I’m just going to say it. As a mom, the idea of work life balance is unreal, unattainable and unhealthy. It’s no wonder that motherhood puts you at a higher risk of depression and anxiety.
There is no balance.
When I think about balance I think about a scale and each side having just the right amount of me. It’s just not possible.
I often hear from women, that while they are working they are thinking about home and while they are home they are thinking about work. I heard a great quote the other day. “Women are expected to work as if they don’t have kids, and mother as if they don’t work.” This notion is not only unattainable but dangerous to a working mom.
There is also a huge lack of balance for stay at home moms. They are home all day with their kids; entertaining, breaking up fights, wiping butts and making sure the kids don’t die. They don’t get breaks. I don’t ever hear women tell me how they clock out when dad gets home and get all sorts of me time.
Having said all this, depression and anxiety in motherhood can manifest in lots of ways. Those moments when you lash out in anger at your kids for seemingly no reason? That anger is often just a front for anxiety. You see, all the stresses of motherhood and life really add up. You’re feeling overwhelmed and overloaded and simple things send you into a rage. And then comes the guilt and remorse that inevitably follows one of these “mom rages.”
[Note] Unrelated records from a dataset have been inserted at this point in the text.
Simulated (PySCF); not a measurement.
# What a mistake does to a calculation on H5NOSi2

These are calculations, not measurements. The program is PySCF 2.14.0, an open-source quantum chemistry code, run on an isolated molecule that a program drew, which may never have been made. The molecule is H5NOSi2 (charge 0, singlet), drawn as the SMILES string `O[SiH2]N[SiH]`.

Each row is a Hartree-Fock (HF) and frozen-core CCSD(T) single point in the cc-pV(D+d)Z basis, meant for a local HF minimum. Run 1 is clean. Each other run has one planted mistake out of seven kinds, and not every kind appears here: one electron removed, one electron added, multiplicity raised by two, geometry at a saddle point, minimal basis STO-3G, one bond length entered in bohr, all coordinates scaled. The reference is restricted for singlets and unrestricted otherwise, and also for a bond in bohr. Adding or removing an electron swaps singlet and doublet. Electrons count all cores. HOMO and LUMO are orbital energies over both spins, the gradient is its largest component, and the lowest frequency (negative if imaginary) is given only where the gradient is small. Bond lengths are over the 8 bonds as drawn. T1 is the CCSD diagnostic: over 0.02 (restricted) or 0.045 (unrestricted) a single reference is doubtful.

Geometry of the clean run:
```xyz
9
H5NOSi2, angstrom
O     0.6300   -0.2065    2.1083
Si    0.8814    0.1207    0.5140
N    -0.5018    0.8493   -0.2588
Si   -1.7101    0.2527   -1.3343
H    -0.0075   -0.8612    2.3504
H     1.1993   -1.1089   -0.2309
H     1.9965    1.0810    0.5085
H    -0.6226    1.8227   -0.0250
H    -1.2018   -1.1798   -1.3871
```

You wake up earlier than your alarm, because you have a list of things that need to get done running through your head. Now you are overtired and irritated, which in turn has you feeling mad at the world. Work is affected and home is affected and everyone in your path is likely feel your wrath. This struggle to be everything to everyone is how anxiety manifests in motherhood.
Here are some ways to avoid the mom anxiety monster:
Have days where you say yes more than no. If you’re like me some days you say no just because. Because you don’t want to clean up the mess of popsicles or play doh. Or because its outside of the normal schedule. Whatever the reason for the no, perhaps on this day, it can be a yes.
Take a time out. You feel your anger long before you snap. You know it’s just a matter of time before you unleash the “momster.” This might be a good time to put a movie on, give the kids a tablet or put the baby in the crib for a few moments. Even if you don’t have the ability to leave for a real break. Give yourself two minutes (or five if you can) and lock yourself in the bathroom and breathe. If you can, try to quiet your mind and be still. Use a grounding technique, mindful app or even find a quick guided meditation on YouTube and try to let go and emotionally reset.
Apologize when you lose it. This is important for a lot of reasons. One of which is that kids are rarely apologized to by adults. In doing this we not only model what this looks like, but it also shows children what it looks like to be authentically remorseful. Use these moments to teach kids about feelings. “Remember when mommy yelled? I am so sorry. Mommy was feeling overwhelmed and angry. Here is what I am going to try to do next time instead of yell….”
Give yourself grace. Especially now while the weather is still hot. Swimming can count as baths. They can survive off of snacks rather than the normal balanced organic meals we carefully plan normally. Routines are important but so is your sanity. You got this mom.